5:53 a.m. 53 degrees, wind WSW 0 mph. Sky: a smattering of clouds in the east, imbued with peach, evident everywhere else. Permanent streams: upper, still a ripple; lower, nothing new, a memory of water. Wetlands: a bowl of layered ground fog; thin enough to see the pale blue sky, the silhouetted evergreens, bleached and pointy, and the muted greens and browns of reeds, which march to the far shore like a front yard gone amuck. Pond: mist rolling and rising, thin as breath on an autumn morning.
Signs of change: fallen leaves, the yellow of basswood, large misshapen circles; the red of red maple trim a patch of the road; here and there a big-toothed aspen leaf, a sampler of autumnal colors; and a solitary sugar maple leaf, yolk yellow. Green leaves look a little worn and tired. Noisy red squirrels full of verve; can't clip enough green pinecones, which make waterless splashdowns. Red-eyed vireos . . . as still as stone.
From the barn to the pond, patchy choruses of red-breasted nuthatches, like sonic beads strung on a necklace, collectively far more than I've heard or seen all summer. Nuthatches must be abandoning southern Canada, where seed crops of spruce and fir have collapsed; headed toward the coast . . . the first audible pulse of fall migration. Along the way, they raid my sunflower feeders; only goldfinches more common than red-breasted nuthatches. A male evening grosbeak, first I've seen in more than a month, joins the feeder crowd.

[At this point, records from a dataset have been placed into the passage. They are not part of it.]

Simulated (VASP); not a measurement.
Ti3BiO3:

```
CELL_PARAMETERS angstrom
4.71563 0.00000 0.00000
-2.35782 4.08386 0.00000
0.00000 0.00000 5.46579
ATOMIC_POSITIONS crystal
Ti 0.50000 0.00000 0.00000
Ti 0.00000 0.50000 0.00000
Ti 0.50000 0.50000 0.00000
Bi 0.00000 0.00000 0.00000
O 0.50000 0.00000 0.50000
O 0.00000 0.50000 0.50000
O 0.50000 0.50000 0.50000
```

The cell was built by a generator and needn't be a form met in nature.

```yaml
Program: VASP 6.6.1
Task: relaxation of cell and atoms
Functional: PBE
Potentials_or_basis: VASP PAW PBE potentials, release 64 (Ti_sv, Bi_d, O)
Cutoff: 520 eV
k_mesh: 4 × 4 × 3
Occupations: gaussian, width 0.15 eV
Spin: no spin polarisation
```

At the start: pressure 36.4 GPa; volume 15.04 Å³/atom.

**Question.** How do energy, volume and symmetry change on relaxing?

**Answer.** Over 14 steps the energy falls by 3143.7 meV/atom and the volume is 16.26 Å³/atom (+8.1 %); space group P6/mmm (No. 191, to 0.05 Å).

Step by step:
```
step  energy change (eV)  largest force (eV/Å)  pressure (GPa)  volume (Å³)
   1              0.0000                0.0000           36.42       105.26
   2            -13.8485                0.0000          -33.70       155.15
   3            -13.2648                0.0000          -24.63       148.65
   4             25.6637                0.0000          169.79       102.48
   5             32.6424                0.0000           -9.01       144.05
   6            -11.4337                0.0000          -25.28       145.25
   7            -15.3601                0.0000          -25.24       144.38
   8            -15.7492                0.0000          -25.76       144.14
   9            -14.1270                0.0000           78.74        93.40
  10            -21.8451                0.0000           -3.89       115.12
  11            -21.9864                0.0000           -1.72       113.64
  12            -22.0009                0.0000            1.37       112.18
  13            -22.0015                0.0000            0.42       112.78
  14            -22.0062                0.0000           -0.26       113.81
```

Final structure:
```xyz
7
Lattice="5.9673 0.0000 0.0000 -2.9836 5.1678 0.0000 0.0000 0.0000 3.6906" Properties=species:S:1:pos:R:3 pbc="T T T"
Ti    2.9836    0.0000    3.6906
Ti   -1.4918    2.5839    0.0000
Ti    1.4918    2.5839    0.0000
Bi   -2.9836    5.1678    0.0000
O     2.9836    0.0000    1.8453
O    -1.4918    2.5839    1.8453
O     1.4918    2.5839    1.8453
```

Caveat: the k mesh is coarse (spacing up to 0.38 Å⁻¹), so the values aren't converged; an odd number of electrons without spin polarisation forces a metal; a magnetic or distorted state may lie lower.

Alternate winters, nuthatches would appear on coastal Long Island, mostly in the stunted pitch pines woods of Jones Beach and Fire Island. They ate pine seeds and tried to avoid merlins and northern shrikes, both of whom left the same Canadian forests, tailgating their lunch wagon south. A migratory chain reaction, which made winter walks on the barrier beach an eye-level glimpse of a boreal foodchain. Red-breasted nuthatches specialize in the tiny seeds of spruce and fir, cone crops that frequently boom or bust; cycles that flip or flop alternate summers (usually). Merlins and shrikes specialize in small songbirds.
Two little brown bats behind the barn door echo the nuthatches. Both speak of change . . . the only constant in the natural world (besides day length). A language not forgotten by those of us in attendance.